Tax Tip for Military Families 
Alright, troops, listen up!

Been deployed to a hostile fire zone for part of the last year? Did you qualify for the combat zone income tax exclusion?

If so, then check out the W-2 you get from Uncle Sam. You can do that on MyPay. Chances are pretty good your adjusted gross income is artificially low. Yeah, you got paid for the duty. But your TAXABLE wages are artificially low for being in a combat zone.

That being the case, you may be able to qualify for the Saver's Credit.

That means the government will give you free money (in the form of a tax credit) for saving for retirement.

From the IRS's Web site:

The saver’s credit can be claimed by:

Married couples filing jointly with incomes up to $53,000 in 2008 or $55,500 in 2009;
Heads of Household with incomes up to $39,750 in 2008 or $41,625 in 2009; and
Married individuals filing separately and singles with incomes up to $26,500 in 2008 or $27,750 in 2009.


Restrictions:

You gotta be 18.
You can't be a full-time student.
You can't be a dependent on someone else's tax return.

How do you claim it? Follow the instructions on IRS Form 8880

Yes, the Thrift Savings Program qualifies, as do Roth IRAs, IRAs, SIMPLEs, 401(k)s and 403(b)s.

Of these, I would usually steer troops toward the Roth IRA for this purpose. Why? Because the other plans are all tax-DEFERRED. But with the combat zone income tax exclusion, you're effectively contributing with pre-tax dollars anyway. But the Roth IRA grows tax-FREE, with TAX FREE distributions in retirement, and none of those pesky Required Minimum Distributions the government requires you to take when you get older. (Yeah, most of you aren't worried about those now, but trust me. You will be, and you will hate them.)

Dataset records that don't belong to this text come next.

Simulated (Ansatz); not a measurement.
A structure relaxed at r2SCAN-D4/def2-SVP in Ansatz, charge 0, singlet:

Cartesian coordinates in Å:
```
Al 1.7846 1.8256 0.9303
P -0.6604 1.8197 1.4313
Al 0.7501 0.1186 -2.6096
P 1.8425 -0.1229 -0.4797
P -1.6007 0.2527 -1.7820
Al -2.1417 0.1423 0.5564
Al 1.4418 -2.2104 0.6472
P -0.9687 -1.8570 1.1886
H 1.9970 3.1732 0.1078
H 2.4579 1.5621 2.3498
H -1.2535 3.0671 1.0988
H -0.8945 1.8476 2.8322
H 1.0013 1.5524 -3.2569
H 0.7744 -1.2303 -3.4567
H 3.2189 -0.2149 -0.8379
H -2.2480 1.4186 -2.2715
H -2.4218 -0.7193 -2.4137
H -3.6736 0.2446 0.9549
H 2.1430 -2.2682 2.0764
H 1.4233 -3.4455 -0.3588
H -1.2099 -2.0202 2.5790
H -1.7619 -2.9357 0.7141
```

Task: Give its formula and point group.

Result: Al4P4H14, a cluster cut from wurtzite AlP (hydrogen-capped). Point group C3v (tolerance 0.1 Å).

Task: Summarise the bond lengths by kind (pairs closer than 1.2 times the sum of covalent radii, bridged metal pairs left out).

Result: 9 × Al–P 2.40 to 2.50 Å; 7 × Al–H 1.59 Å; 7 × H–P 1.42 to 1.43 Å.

With a Roth IRA (or a Roth 401(k) if your employer offers one), you get the FULL benefit of the combat zone tax exclusion, thus contributing with tax-free dollars. Your money compounds tax free. Tax-free income in retirement. (The government thinks you paid taxes on money going in. But since you were in a combat zone, you didn't.)

Combat veterans thus have the opportunity to take advantage of the most tax-advantaged retirement program the tax code allows. And the Savers' Credit just sweetens the deal with some free money from Uncle Sam.

(Aww. the gang at Military.com hasn't picked up on the story yet. Kids, don't try this at home.)

(Caveat: If your employer matches your contribution in a SIMPLE or 401(k), you may want to contribute enough to snag the free matching money. Plans vary, so your mileage may vary as well.)

Now, to kick the whole thing into overdrive: Do you own a small business? Follow the instructions on IRS Form 8881. The Government will give you free money - in the form of a tax credit of up to $500 dollars, tp start up a qualified retirement plan (provided it also covers at least one non-highly compensated employee.